I did the alternator test shown here (

), and it seems to indicate that the diodes are fine.

If I put a wire with clamps from the alternator post to the battery (small wire, not doing it for any extended period of time, just to get readings), I get 13.1 volts at the batteries, 13.1 (approximately) at the cockpit voltmeter, and 15.3 volts at the post on the alternator using the multimeter.

The alternator is rated at 51 amps, and is fairly new, but was on the boat when I bought it. Is it possible that the 30 amp fuse is a remnant of the old system, and I need a 50 amp fuse for this alternator?

Recently I've been using the electric system more (just installed pressure water, anchoring out more w/ anchor light on, running an inverter to charge a drill occasionally, etc.), so maybe I've just drawn down the batteries to where the alternator is kicking into higher gear and blowing the small fuse? Not sure if that's how the regulator works, but it could explain why it's been fine and hasn't blown the fuse until recently.

Any help appreciated!

 

[JimsCAL]

Running the engine with the fuse blown on the alternator output is the same as running with the battery switch in OFF. That would usually mean blown diodes.
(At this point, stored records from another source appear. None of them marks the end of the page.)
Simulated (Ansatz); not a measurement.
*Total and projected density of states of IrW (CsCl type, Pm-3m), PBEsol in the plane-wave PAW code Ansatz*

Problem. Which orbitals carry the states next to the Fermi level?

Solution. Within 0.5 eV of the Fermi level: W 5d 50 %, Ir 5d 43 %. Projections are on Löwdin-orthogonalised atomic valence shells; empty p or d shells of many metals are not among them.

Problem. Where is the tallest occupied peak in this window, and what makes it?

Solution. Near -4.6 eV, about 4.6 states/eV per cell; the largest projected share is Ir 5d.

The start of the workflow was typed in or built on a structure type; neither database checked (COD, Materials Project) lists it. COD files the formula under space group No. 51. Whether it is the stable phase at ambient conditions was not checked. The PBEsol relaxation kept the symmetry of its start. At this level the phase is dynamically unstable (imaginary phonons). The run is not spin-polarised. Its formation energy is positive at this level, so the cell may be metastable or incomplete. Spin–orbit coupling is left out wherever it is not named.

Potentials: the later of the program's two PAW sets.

With the battery low, it would cause the regulator to put out maximum current. so that could be blowing the 30 amp fuse.

 

[matt_southbound]

Hmm, that makes sense. Is there a good way for me to test whether or not the diodes are blown?

Like I said above, I tried the test demonstrated in the youtube video and it was fine, but I don't know if that's conclusive. Also, if the diodes are blown, wouldn't that mean the that the alternator wouldn't work? Just not sure why I was seeing 15.3 volts at the alternator while running.

 

[capta]

I'm confused. Why would you think a 30 amp fuse would be sufficient for a 50 amp alternator? Most fusing is a percentage ABOVE the unit's rating, not below it.
For instance, a Rule 2000 pump: Fuse Size: 15 amps, Amp Draw @ 12 Volts: 13.6 Amps. Amp Draw @ 13.6 Volts: 12.0 Amps.

 

[Maine Sail]

The only fuse for an alternator output should be within 7" of the battery banks positive post It should be sized at 150% of the alts rated output. An in-line glass fuse is entirely the wrong fuse type for an alt B+...
Cross your finger the diodes survived.

 

[hellosailor]

15V+ on the alternator output post might indicate a damaged regulator. Rashly assuming the whole system is wired correctly and there is a voltage sense lead that is properly tied back ("1-wire") or connected to the batteries ("3-wire") the alternator should never be putting out more than 14.4 in conventional charging, plus a bit more depending on the wiring losses and where that sense lead is. So you might want to make real sure that alternator and regulator are good. Pull them out and have it bench tested if you are unsure of it. (Not that all the people testing them know what they're doing, or are honest, anyway.)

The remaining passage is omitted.